The soldiers allegedly made racist comments about the students (calling them “monkeys“) and brought over 40 students to police headquarters, who were later released.

Incidents like this are not new, as Papuans have experienced racism elsewhere in Indonesia.

As reports about the incident emerged, protests broke out in Manokwari, the capital of West Papua, denouncing the arrests of the students. Protesters set on fire several markets and government buildings, such as the West Papua Legislative Council building. The Indonesian government sent in additional police and military forces.

To control the spread of unrest, the government took additional measures to control misinformation and fake news about the unrest by systematically throttling internet connectivity in West Papua and Papuan provinces.

Reports by Netblocks showed that internet services were  disrupted amidst renewed calls for an independence referendum from separatist groups.

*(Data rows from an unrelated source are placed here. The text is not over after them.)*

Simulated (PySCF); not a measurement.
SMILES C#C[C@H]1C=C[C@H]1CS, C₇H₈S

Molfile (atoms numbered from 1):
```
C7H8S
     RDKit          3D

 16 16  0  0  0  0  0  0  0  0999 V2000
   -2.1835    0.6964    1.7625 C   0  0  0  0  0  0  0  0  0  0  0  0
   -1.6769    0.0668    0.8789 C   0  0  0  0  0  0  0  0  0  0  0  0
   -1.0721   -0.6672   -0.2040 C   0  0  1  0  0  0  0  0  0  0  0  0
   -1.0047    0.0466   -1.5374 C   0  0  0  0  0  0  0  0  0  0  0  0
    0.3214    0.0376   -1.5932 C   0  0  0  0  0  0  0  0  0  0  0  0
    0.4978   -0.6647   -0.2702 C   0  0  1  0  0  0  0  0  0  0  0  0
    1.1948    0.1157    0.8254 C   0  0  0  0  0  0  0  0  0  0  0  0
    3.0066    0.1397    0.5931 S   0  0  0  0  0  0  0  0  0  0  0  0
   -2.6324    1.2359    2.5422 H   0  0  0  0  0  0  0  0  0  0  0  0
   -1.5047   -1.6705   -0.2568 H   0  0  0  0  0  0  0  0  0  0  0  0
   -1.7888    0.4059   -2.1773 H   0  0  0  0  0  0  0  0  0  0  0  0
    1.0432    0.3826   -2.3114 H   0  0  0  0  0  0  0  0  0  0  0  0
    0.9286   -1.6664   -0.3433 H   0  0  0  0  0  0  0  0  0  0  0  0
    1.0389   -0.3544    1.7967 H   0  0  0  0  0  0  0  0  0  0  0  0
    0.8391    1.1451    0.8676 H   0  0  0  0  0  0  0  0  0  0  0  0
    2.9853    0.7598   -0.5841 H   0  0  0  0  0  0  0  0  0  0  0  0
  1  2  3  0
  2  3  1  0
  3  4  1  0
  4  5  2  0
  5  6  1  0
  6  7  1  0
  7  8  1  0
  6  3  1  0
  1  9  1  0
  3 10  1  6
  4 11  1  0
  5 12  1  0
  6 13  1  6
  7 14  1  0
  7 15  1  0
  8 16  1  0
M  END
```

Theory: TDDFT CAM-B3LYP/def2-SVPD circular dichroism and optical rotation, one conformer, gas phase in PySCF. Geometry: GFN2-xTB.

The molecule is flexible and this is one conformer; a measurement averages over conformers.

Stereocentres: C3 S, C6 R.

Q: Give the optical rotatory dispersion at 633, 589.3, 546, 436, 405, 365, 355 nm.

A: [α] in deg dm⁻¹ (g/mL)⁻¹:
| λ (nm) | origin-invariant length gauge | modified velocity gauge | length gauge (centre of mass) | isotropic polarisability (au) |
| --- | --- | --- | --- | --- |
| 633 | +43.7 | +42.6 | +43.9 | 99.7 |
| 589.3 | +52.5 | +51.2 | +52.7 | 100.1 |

Bellingcat, “an independent international collective of researchers, investigators and citizen journalists using open source and social media investigation to probe a variety of subjects,” alleged that “an automated bot network is being used on Twitter and utilises other major social media platforms to disseminate propaganda about the Indonesian Government’s involvement in West Papua, and that it is doing so by using hashtags on genocide and the West Papua freedom movement to drown out any anti-Indonesian government narrative.”

The Indonesian government banned pro-separatism demonstrations and arrested Papuan activists for treason. Veronica Koman, an Indonesian human rights lawyer working with West Papuans, was charged for incitement and spreading hoaxes.

There were reports of restricting foreign journalists in Papua in the past which the government denied. In 2017, two French journalists were deported from Papua, even though they were only doing a story on malnutrition.

Papuan activists have taken to the streets to demand independence before, and incidents of armed resistance to Indonesian rule have occurred over the years.

According to a recent report, the internet is still blocked in six areas.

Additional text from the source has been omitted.